My colleague Inez Feltscher Stepman has noted that this is School Choice Week.
But does school choice actually help kids learn?
Foes of school choice, often teacher unions who see alternative schools as a threat, portray vouchers and charter schools negatively.
But the overwhelming evidence is that school choice does, in fact, help kids learn.
Nick Gillespie over at Reason has done a terrific job of boiling down some of this evidence for the success of school choice. (Reason, by the way, is sponsoring a January 23 event featuring Johns Hopkins' Ashley Rogers Berner, author of Pluralism and American Education: No One Way to School. Details and RSVP are included in Gillespie's article.
Gillespie quotes from A Win-Win Solution: The Empirical Evidence on School Choice, fourth edition, by Greg Foster.
Relying on 100 empirical studies, Foster finds that there is "a vast body of research shows educational choice programs improve academic outcomes for students and schools, saves taxpayers money, reduces segregation in schools and improves students’ civic values."
Here is some evidence (as culled by Gillespie):
- Eighteen empirical studies have examined academic outcomes for school choice participants using random assignment, the gold standard of social science. Of those, 14 find choice improves student outcomes: six find all students benefit and eight find some benefit and some are not visibly affected. Two studies find no visible effect, and two studies find Louisiana's voucher program—where most of the eligible private schools were scared away from the program by an expectation of hostile future action from regulators—had a negative effect.

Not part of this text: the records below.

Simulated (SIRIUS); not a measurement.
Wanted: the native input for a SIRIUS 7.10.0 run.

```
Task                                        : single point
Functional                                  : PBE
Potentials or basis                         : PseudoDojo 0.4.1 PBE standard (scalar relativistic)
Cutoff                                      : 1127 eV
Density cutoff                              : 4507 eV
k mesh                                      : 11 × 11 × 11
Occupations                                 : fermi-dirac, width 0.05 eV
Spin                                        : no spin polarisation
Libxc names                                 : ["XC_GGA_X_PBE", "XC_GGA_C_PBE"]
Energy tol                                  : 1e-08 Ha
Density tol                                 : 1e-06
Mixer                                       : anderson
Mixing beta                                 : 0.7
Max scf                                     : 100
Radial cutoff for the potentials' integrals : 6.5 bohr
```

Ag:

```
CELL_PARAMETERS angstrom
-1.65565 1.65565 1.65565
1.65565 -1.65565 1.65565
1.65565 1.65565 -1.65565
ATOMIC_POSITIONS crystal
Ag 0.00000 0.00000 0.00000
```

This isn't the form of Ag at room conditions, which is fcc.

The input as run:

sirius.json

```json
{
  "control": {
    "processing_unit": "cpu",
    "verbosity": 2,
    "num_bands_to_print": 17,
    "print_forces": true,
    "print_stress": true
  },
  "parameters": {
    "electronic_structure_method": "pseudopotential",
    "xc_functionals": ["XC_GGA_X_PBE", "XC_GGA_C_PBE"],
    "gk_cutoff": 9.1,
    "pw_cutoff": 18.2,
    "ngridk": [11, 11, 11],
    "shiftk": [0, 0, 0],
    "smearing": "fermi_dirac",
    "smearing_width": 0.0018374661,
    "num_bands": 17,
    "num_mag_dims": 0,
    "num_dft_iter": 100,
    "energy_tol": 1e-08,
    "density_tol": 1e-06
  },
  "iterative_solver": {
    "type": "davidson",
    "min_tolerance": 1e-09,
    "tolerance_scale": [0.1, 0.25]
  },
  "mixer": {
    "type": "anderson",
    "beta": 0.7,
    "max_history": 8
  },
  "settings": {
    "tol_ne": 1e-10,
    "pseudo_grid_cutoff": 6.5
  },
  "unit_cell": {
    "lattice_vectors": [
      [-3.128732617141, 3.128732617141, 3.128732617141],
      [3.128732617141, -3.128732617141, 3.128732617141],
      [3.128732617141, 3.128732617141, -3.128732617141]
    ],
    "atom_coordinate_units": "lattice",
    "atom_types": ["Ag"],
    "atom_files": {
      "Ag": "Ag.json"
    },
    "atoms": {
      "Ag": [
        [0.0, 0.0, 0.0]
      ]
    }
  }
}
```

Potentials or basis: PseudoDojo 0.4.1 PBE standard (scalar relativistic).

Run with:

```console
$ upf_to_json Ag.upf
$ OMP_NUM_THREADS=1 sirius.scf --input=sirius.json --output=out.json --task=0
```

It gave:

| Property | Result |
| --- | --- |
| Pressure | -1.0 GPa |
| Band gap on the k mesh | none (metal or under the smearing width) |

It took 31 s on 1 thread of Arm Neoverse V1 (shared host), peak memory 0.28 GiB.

- Thirty-three empirical studies (including all methods) have examined school choice's effect on students' academic outcomes in public schools. Of those, 31 find choice improved public schools. One finds no visible effect. One finds a negative effect.
- Twenty-eight empirical studies have examined school choice's fiscal impact on taxpayers and public schools. Of these, 25 find school choice programs save money. Three find the programs they study are revenue neutral. No empirical study has found a negative fiscal impact.
- Ten empirical studies have examined school choice and racial segregation in schools. Of those, nine find school choice moves students from more segregated schools into less segregated schools, and one finds no net effect on segregation. No empirical study has found that choice increases racial segregation.
- Eleven empirical studies have examined school choice's effect on civic values and practices, such as respect for the rights of others and civic knowledge. Of those, eight find school choice improves civic values and practices. Three find no visible effect from school choice. No empirical study has found that school choice has a negative effect on civic values and practices.
School choice would be a no-brainer if instead of fighting school choice tooth and nail, unions viewed them as welcome competition.
If school choice poses a threat to established schools, there shouldn't be anything preventing those schools from upping their games and becoming competitive.
That would be the win-win way to look at school choice.